In [1]:
from transformers import AutoModelForSequenceClassification, AutoTokenizer
from transformers import T5ForConditionalGeneration, T5Tokenizer
from gramformer import Gramformer
import transformers
import torch
import spacy
import time

  from .autonotebook import tqdm as notebook_tqdm


## Ignore warnings

In [2]:
import warnings
warnings.filterwarnings("ignore")
transformers.logging.set_verbosity_error()

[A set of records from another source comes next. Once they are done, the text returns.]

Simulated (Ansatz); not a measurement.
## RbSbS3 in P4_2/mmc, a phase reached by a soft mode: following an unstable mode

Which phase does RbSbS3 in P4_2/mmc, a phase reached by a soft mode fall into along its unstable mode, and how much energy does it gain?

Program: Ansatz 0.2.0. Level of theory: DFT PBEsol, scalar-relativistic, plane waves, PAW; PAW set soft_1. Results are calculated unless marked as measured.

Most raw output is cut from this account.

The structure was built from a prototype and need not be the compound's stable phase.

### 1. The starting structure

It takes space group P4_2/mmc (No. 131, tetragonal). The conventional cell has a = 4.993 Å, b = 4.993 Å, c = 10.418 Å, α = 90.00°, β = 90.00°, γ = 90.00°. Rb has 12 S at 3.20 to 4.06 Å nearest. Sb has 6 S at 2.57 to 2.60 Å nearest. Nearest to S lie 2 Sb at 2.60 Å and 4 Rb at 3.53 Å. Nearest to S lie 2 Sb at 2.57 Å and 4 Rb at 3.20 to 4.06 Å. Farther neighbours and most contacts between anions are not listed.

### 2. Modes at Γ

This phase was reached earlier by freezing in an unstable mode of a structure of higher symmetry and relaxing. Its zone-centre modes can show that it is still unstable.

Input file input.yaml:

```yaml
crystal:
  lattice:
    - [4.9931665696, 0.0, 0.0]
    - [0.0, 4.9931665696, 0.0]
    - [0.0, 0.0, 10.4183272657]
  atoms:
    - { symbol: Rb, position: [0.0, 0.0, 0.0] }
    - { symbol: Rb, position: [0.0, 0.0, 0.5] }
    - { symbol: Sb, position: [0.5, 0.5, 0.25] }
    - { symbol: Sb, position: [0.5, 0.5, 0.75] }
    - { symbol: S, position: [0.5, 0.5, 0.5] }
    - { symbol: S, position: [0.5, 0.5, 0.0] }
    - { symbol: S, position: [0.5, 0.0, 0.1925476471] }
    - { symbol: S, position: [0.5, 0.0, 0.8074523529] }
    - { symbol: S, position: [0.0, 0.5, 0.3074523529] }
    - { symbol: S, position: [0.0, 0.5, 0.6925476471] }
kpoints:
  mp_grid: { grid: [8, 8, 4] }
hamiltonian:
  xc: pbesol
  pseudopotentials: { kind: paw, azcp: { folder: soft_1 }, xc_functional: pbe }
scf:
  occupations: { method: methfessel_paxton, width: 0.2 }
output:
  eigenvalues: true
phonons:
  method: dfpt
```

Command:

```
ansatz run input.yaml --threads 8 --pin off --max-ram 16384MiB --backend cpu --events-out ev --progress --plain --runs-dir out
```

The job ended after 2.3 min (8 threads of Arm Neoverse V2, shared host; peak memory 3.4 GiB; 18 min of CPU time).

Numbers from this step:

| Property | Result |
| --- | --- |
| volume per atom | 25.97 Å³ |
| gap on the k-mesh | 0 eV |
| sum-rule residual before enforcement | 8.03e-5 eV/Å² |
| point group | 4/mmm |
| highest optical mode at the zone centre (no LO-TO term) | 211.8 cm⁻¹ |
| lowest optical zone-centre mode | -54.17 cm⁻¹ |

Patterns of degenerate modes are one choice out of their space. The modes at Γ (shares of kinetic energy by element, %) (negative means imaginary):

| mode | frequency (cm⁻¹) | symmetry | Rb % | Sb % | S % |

## Optimized Gramformer for sentence correction

In [3]:
class OptimizedT5Corrector:
    def __init__(self, debug=True):
        # Load model and tokenizer directly
        self.model_name = "prithivida/grammar_error_correcter_v1"
        self.tokenizer = T5Tokenizer.from_pretrained(self.model_name)
        self.model = T5ForConditionalGeneration.from_pretrained(self.model_name)
        
        # Optimize model for inference
        self.model.eval()
        
        # Use torch.compile for PyTorch 2.0+ (significant speedup)
        if hasattr(torch, 'compile'):
            try:
                self.model = torch.compile(self.model)
                if debug: print("Successfully applied torch.compile optimization")
            except Exception as e:
                if debug: print(f"Could not apply torch.compile: {e}")
        
        # Optimize memory usage
        self.model.config.use_cache = True
        
    def correct(self, sentence, max_length=128):
        # Start measuring inference time
        start_time = time.time()
        
        # Apply inference optimizations
        with torch.inference_mode():
            # Prepare input - the "gec:" prefix is important for the model
            input_text = f"gec: {sentence}"
            input_ids = self.tokenizer(input_text, return_tensors="pt").input_ids
            
            # Optimize generation parameters for speed
            outputs = self.model.generate(
                input_ids=input_ids,
                max_length=max_length,
                num_beams=2,  # Reduced from 5 for speed
                early_stopping=True,
                use_cache=True  # Enable KV caching for faster generation
            )
            
            # Decode output
            corrected_sentence = self.tokenizer.decode(outputs[0], skip_special_tokens=True)
        
        # End measuring inference time
        end_time = time.time()
        inference_time = end_time - start_time
        
        return {
            "corrected_sentence": corrected_sentence,
            "inference_time_seconds": inference_time
        }

## Polarity detection with Spacy

In [4]:
def analyze_sentence_type(nlp, text):
    # Measure inference time
    start_time = time.time()

    # Parse the sentence using spaCy
    doc = nlp(text)

    # Check for negation by looking for the 'neg' dependency tag
    has_negation = any(token.dep_ == "neg" for token in doc)
    
    # Determine sentence type
    sentence_type = "negation" if has_negation else "affirmation"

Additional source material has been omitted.